Our workshop on Human Progress and Flourishing invites internationally-renowned scholars from universities across the country to present research and engage in discussion with the NDSU community. The series, formerly known as the IDEAS Research Workshop, focuses on solutions and policies that contribute to opportunity, innovation, and individual and societal flourishing.
All are invited to attend these free presentations and participate in a lively discussion. Seminars will be held every other Friday from 10 a.m. to 11 a.m. Central. Attendees are encouraged to join us in-person in the Beckwith Recital Hall or virtually by registering on Zoom. Light food and refreshments will be provided after each seminar in the Challey School of Music Atrium.
Students of any major, undergraduate or graduate, can register for the 1-credit course BUSN 491/690. To join the class, email Tayt Rinehardt at firstname.lastname@example.org
*You do not need to enroll in the course to attend the speaker presentations. Everyone is welcome.

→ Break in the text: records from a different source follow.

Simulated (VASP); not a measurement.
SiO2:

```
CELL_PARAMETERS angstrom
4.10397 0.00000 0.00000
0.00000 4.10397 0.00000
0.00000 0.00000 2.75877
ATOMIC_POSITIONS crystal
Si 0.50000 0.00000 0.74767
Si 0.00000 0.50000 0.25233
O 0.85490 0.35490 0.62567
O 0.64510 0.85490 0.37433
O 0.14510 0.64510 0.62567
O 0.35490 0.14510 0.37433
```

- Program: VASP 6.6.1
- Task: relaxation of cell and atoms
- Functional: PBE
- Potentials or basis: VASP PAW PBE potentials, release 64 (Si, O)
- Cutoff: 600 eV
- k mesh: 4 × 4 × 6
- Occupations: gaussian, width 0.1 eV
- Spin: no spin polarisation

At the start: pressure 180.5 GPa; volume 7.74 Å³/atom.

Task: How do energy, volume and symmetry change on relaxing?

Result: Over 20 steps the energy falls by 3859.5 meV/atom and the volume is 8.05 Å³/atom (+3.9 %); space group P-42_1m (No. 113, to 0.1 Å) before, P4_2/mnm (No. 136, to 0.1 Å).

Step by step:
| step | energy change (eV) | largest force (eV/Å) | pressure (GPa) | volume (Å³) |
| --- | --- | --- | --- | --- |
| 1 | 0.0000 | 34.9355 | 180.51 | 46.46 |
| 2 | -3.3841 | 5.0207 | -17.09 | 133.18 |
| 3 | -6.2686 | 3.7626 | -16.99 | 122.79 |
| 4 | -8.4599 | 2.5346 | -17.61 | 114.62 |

The Uncertainty Principle: Why Building a Climate that Welcomes a Diversity of Perspectives Can Be So Difficult and How We Can Do It Anyway
Dr. Ilana Redstone is an associate professor of sociology at the University of Illinois at Urbana-Champaign. She is the founder of Diverse Perspectives Consulting and the president of The Mill Center for the Advancement of Critical Thining. She received a joint Ph.D. in demography and sociology from the University of Pennsylvania.
Transformation through Ownership: The Khaya Lam Project
Dr. Kerianne Lawson is an assistant professor of economics in the Center for the Study of Public Choice and Private Enterprise and a scholar of the Challey Institute for Global Innovation and Growth at North Dakota State University. Her research areas include law and economics and measures of institutional quality. She also conducts research on the importance of economic freedom at the local, state, and national level, and how it relates to entrepreneurship and economic growth. She received her Ph.D. in economics from West Virginia University.
Economic Freedom and the Russian Federation
Dr. Dennis Coates is a professor of economics at the University of Maryland, Baltimore County. His research interests include public choice, public finance, and sports economics. He received his Ph.D. in economics from the University of Maryland, where he studied under professor Mancur Olson. Mancur Olson is an alumnus of North Dakota State University who was an acclaimed social scientist and one of the founders of public choice economics and new instituational social science.
Assessing the Impact of Autonomous Trucks on the Labor Market
Dr. Kristen Monaco is the Chief Economist of the Federal Maritime Commission. Prior positions in the federal government include Associate Commissioner for Compensation and Working Conditions and Senior Research Economist at the Bureau of Labor Statistics. Before working in the federal government, Kristen was a professor of economics at California State University Long Beach. Her research focuses on issues of economic and statistical measurement and applied work on labor markets, particularly in transportation. She received her Ph.D. in economics from the University of Wisconsin-Milwaukee.
March 25 | Daniel Bennett (Virtual)
Populist Discourse and Entrepreneurship: The Role of Political Ideology and Institutions
Dr. Daniel Bennett is an assistant professor of management and entrepreneurship at the Center for Free Enterprise at the University of Louisville. His research expertise is in economicc development and entrepreneurial ecosystems. He previously worked as a research professor at Baylor University in the Department of Entrepreneurship. He received his Ph.D. in economics from Florida State University.
Transportation Technology's Contribution to Societal Welfare
Dr. James Peoples is a professor of economics at the University of Wisconsin-Milwaukee. His research interests include transportation economics and labor economics. His current projects are focused on transportation costs and healthcare labor markets. He received his Ph.D. in economics from the University of California at Berkeley.
The Clarke's Law Gap: How Magical Innovation Outpaces Regulation
Dr. Abigail Deveraux is an assistant professor of economics and research fellow at the Institute for the Study of Economic Growth at Wichita State University. Her research interests include complexity economics, agent-based computational economics, growth theory, game theory, and the theory of technological innovation and entrepreneurial exit. Her applied research includes work on nudge theory and an analysis of China's Social Credit System. She received her Ph.D. in economics from George Mason University.